And it doesn’t take much force to bring a bridge down. “Barges are so massive that even a slow-velocity (collision) can create quite a bit of damage,” said Henry T. Bollmann, senior bridge designer for the Florida DOT.


In 1980, 35 people fell to their deaths after the bulk carrier Summit Venture struck the Sunshine Skyway Bridge in Tampa, Fla. The accident prompted significant changes in the way bridges are engineered. New bridges over navigable waterways are built with fenders or other design elements that help them withstand impacts from vessels.

Following studies of the problem, new engineering codes began to be instituted. Florida began designing bridges to withstand ship collisions starting in 1983, according to Bollmann. Louisiana adopted bridge-ship collision codes in 1985. And in 1991, the American Association of State Highway and Transportation Officials, an independent organization that sets many construction codes, adopted the first nationwide set of rules to design bridges to better withstand ship collisions. The 1991 specifications were voluntary, but in 1994, AASHTO made vessel collision a mandatory part of its overall bridge design specification.

In order to make bridges safer from ships, new bridges are designed with fewer piers in the water. Those piers are protected by fenders or artificial islands designed to ground a ship before it hits the pier. And every pier, even the ones outside the channel, is designed to withstand a minimum impact from a ship.

“It’s easy for bridge owners to blame the mariner, but the mariners are doing a good job,” Knott said. “Frankly, we would have a much greater problem on our hands but for the fact that we have such a skilled professional mariner community out there.”

A national group representing mariners recently began meeting with the U.S. Coast Guard to discuss bridge safety. A group from the American Waterways Operators is going over data on bridge collisions with the Coast Guard to see what improvements could be made, according to Anne Burns, a spokesperson for the AWO.

Which bridges are at risk?

Despite tremendous advances in bridge design and risk analysis, the major problem still remains: The country has no idea how many older bridges might collapse if hit by a ship.

It’s not for lack of effort on the part of the NTSB. After almost every major ship-bridge collision in the 1990s, the agency recommended that the FHWA conduct this type of survey.

In 1995, a task force with representatives from the Office of the Secretary of Transportation, the FHWA, the Coast Guard, the Federal Railway Administration and the Army Corps of Engineers adopted 10 risk factors to determine which bridges would be vulnerable to ship collision, according to NTSB documents.

In 1992 and 1994, the Coast Guard conducted a national bridge survey and found that 500 bridges needed better pier protection, navigation lights to reduce the risk of collisions, and emergency backup power for drawbridges, according to Nicholas Mpras, chief of the Coast Guard’s Office of Bridge Administration. Those improvements were made.

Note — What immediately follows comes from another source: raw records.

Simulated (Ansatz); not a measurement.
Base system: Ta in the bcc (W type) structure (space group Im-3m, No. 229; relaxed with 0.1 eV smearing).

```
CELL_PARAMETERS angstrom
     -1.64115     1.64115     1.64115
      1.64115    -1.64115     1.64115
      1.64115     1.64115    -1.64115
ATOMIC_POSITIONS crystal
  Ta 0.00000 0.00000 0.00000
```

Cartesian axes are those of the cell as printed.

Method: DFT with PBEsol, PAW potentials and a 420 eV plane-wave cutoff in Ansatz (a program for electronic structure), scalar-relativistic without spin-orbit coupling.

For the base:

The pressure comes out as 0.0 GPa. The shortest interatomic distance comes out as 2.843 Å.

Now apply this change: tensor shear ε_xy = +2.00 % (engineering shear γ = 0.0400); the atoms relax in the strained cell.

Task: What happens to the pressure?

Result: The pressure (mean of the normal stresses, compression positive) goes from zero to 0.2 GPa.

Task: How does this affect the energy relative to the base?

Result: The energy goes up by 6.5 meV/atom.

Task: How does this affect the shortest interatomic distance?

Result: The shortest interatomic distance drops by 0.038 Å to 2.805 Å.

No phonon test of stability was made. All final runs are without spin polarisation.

This was a one-time survey, Mpras said, noting that with a nationwide staff of 55, his office does not have the manpower to do bridge inspections on a regular basis. And his staff can’t check whether the bridge is vulnerable to collapse after a ship collision, because that’s an issue of structural integrity. “We have no statutory authority to do that,” he said.

But the FHWA did not believe that the national survey requested by the NTSB was necessary. “However, the FHWA believes the States currently have available for use the needed guidance for the performance of the recommended risk assessment,” wrote William A. Weseman, the FHWA’s director of the Office of Engineering, in a letter dated Nov. 15, 1995.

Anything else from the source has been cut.